Pro-Syrian government forces have been battling for weeks to recover al-Hajar al-Aswad district and the adjacent Yarmouk Palestinian refugee camp from the ISIS since driving rebels from eastern Ghouta in April.
In a televised statement, Syria's army high command said al-Hajar al-Aswad and Yarmouk had been cleared of militants.
With its complete capture of the environs of the capital, the government of President Bashar al-Assad is now in by far its strongest position since the early days of the war, which has killed more than half a million people and driven more than half the population from its homes since 2011.
Turkey and the United States also have presences in parts of Syria outside government control.
The ultra-hardline jihadist group ISIS, which was driven from most of the Euphrates River valley last year, now controls only two besieged desert areas in eastern Syria. Another insurgent group that has pledged loyalty to it holds a small enclave in the southwest.
ISIS also captured a third of neighbouring Iraq in 2014 but was largely defeated there last year.
A temporary humanitarian ceasefire had been in place since Sunday night in al-Hajar al-Aswad to allow women, children and old people to leave the area, state media said early on Monday.
Buildings and walls were pock-marked from bullets and shell-fire, metal satellite dishes were bent and scorched, and the dome of a mosque had a gaping hole near its base.
On Sunday, a war monitor said fighters had begun withdrawing from the area towards ISIS territory in eastern Syria under a surrender deal, but state media said fighting continued.
A US-led military coalition fighting ISIS in Syria and Iraq said in an emailed statement to Reuters it was "aware of reports of an evacuation near Yarmouk and south Damascus" and was monitoring the situation.
While Assad has vowed to win back "every inch" of Syria, the map of the conflict suggests a complicated time ahead.

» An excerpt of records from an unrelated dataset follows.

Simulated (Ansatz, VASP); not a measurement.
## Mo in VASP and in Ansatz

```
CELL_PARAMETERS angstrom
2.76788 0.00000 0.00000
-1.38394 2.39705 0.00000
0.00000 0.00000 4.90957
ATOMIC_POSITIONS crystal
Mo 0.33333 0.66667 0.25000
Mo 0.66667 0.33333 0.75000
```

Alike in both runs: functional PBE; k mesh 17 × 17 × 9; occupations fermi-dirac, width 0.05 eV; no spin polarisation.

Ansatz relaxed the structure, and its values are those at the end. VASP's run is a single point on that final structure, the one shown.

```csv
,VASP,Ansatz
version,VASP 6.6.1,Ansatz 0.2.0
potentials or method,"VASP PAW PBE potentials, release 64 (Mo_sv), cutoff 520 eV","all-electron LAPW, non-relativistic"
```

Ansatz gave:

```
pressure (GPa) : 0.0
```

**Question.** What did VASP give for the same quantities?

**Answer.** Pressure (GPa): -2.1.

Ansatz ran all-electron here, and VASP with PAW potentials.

The US military is in much of the east and northeast, which is controlled by Kurdish groups that want autonomy from Damascus. It has used force to defend the territory from pro-Assad forces.
Turkey has sent forces into the northwest to counter those same Kurdish groups, carving out a buffer zone where anti-Assad rebels have regrouped.
In the southwest, where rebels hold territory at the Israeli and Jordanian border, Assad faces the risk of conflict with Israel, which wants his Iranian-backed allies kept well away from the frontier and has mounted air strikes in Syria.